Last week, we heard from the Gospel of John revealing who Jesus really was through Thomas, who proclaims the truth of the mystery, “My Lord and my God!” For those of us who haven’t witnessed but rather heard the Word proclaimed are blest because we “have not seen but have believed.”

This week, we read from the Gospel of Luke, in which Luke uses Chapter 24, titled the “Resurrection Narrative,” to educate those of the Church on the mystery of Jesus’s Passion, death and resurrection. Today’s readings show the intimate connection between the Liturgy of the Word and the Liturgy of the Eucharist.

The gospel reading today picks up on these events following the well-known Emmaus story. These two disciples turn around immediately and find the Apostles to relate their experience, and while there, Jesus comes among them, opening their minds to the understanding of the scriptures. Thus, He commissions, “In his name, penance for the remission of sins is to be preached to all nations, beginning with Jerusalem. You are witnessed to this.”

Over the centuries, many commentaries have pointed out the Emmaus story is a symbolic presentation of Mass. We come to Mass like the two disciples, often walking in the wrong direction. (Remember, the disciples encountered Jesus as they were leaving Jerusalem.) Because of our sinful direction, we begin our Mass by beginning with the Penitential Rite, beseeching forgiveness. Then Jesus joins us in the Liturgy of the Word, teaching us the meaning of the Old and New Testaments, and how it culminates in and centers upon Him.

That is not enough, though, as we reflect upon those words.
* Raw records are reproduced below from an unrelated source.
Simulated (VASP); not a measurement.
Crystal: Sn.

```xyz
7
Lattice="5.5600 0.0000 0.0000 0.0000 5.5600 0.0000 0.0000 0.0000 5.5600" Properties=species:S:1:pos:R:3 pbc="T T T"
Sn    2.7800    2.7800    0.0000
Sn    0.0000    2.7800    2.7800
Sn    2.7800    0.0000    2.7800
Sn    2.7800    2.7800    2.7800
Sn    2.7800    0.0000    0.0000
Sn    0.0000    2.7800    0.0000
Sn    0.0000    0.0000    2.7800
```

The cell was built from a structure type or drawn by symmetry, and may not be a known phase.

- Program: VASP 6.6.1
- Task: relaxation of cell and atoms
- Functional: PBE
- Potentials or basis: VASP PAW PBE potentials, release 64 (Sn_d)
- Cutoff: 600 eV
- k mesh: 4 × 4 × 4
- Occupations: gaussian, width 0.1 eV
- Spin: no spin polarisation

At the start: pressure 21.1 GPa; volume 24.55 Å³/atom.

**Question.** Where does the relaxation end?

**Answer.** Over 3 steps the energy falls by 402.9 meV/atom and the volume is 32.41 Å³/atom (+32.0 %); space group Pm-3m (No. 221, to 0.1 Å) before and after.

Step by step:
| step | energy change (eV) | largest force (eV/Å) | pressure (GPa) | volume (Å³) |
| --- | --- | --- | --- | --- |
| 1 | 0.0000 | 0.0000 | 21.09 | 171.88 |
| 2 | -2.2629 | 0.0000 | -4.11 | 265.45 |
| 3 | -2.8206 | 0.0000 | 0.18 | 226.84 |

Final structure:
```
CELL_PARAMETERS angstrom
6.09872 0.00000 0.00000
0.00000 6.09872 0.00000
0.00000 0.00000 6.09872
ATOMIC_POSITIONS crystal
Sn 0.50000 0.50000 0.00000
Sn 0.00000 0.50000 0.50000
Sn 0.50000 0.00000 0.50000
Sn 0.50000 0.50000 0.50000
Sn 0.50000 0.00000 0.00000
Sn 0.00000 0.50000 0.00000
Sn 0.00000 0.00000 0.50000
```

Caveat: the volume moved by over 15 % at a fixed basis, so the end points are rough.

On the road to Emmaus and later in the locked room, the Word prepared the hearts of the disciples to recognize Jesus in the breaking of the bread. St. Augustine gave us an adage that holds true: the Word is spoken upon the human reality, and it becomes a Sacrament. Word and sacrament are not only mutually exclusive but also complementary. It isn’t until we sit down with Him at the Eucharist, in the breaking of the bread, that we see Him in the real presence. The Eucharist is our celebration and participation in which Christ is fully present but also still absent.

St. Catherine of Sienna once remarked how truly blessed we are that Our Lord should love us so much that He gives us Himself as food. Experiencing this, we’re hopefully now moving in the right direction, and we leave with hearts afire, going forth to spread the Word as we are commissioned to spread the Good News.

April 3rd, 2021, Easter Vigil, 2021 (Year B)

Homilist: Deacon Doug Farwell

 As to Jesus’s death, He died to sin once and for all; as to life, He lives for God. Consequently, you too must think of yourselves as being dead to sin and living for God in Christ Jesus.

Romans 6:10

 A very busy week

This is my third Homily since the Sacred Triduum began Holy Thursday with the Mass of the Lord’s Supper. Sometimes, it feels like I don’t to reflect on these holiest of days leading to Easter. I’ve been an ordained deacon for eight years come this June 1st. In the Sunday cycles of our faith, cycling from Year A to B to C, I have been through all three cycles and have homilies from past Easters Vigils and Easter Sundays. I could have easily pulled from my files to resurrect past Homilies, especially when it seems there isn’t enough time to properly prepare.

However, I had a revelation. In preparing for these Homilies—the research, praying, and talking aloud to myself—I realized just how much contemplation I really do!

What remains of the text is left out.